2019-12-19 06:32:15

by chenqiwu

[permalink] [raw]
Subject: [PATCH v3] kernel/exit: do panic earlier to get coredump if global init task exit

From: chenqiwu <[email protected]>

When global init task get a chance to be killed, panic will happen in
later calling steps by do_exit()->exit_notify()->forget_original_parent()
->find_child_reaper() if all init threads have exited.

However, it's hard to extract the coredump of init task from a kernel
crashdump, since exit_mm() has released its mm before panic. In order
to get the backtrace of init task in userspace, it's better to do panic
earlier at the beginning of exitting route.

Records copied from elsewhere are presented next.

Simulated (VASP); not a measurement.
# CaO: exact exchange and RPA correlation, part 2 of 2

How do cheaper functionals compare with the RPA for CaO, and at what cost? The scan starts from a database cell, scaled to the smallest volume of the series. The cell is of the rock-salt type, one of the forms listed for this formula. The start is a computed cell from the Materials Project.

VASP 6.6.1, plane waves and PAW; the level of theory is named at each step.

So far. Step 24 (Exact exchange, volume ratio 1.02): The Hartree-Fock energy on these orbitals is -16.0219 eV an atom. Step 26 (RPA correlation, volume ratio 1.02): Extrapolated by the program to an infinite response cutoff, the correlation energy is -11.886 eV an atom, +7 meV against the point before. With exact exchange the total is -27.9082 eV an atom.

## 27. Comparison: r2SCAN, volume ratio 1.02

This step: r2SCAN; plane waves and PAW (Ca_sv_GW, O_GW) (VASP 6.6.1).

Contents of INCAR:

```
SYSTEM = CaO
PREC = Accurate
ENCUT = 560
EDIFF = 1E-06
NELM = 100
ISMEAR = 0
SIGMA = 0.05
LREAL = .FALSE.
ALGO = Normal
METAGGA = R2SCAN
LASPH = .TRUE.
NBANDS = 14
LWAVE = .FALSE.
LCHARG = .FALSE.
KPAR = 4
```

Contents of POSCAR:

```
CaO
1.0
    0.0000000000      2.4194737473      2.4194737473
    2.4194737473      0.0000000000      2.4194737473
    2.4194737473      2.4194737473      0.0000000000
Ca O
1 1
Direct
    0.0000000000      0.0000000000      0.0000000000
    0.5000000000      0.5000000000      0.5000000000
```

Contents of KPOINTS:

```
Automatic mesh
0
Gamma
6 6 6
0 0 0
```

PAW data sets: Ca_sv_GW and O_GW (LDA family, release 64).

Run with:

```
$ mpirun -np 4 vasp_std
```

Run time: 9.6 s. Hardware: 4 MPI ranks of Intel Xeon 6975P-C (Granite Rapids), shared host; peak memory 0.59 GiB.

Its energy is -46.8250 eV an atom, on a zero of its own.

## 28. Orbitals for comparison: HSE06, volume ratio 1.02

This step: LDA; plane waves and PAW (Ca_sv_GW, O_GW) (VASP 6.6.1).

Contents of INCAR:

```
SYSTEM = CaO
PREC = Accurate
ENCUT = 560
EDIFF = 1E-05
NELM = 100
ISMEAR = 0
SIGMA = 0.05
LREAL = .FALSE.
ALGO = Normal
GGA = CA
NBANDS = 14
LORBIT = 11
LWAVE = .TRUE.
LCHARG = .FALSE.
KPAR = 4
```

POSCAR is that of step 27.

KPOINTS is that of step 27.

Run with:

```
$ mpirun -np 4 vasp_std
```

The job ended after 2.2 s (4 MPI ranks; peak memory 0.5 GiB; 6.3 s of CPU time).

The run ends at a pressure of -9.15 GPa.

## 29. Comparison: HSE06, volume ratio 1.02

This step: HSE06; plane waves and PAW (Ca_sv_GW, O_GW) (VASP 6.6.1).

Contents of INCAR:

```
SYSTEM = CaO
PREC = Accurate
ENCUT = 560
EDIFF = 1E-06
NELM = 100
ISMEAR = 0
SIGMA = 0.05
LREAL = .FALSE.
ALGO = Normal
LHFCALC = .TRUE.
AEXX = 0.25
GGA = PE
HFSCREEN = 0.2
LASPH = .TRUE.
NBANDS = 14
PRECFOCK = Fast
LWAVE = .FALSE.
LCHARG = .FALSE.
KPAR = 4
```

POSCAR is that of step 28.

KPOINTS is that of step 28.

It's worth noting that we must take case of a multi-threaded init exitting
issue. We need the test for is_global_init() && group_dead to ensure that
it is all threads exiting and not just the current thread.

Signed-off-by: chenqiwu <[email protected]>
---
changes in v3:
- move panic into group_dead condition.
- keep exitcode as the original code does.
- fix logic error for comment.
---
kernel/exit.c | 13 +++++++++----
1 file changed, 9 insertions(+), 4 deletions(-)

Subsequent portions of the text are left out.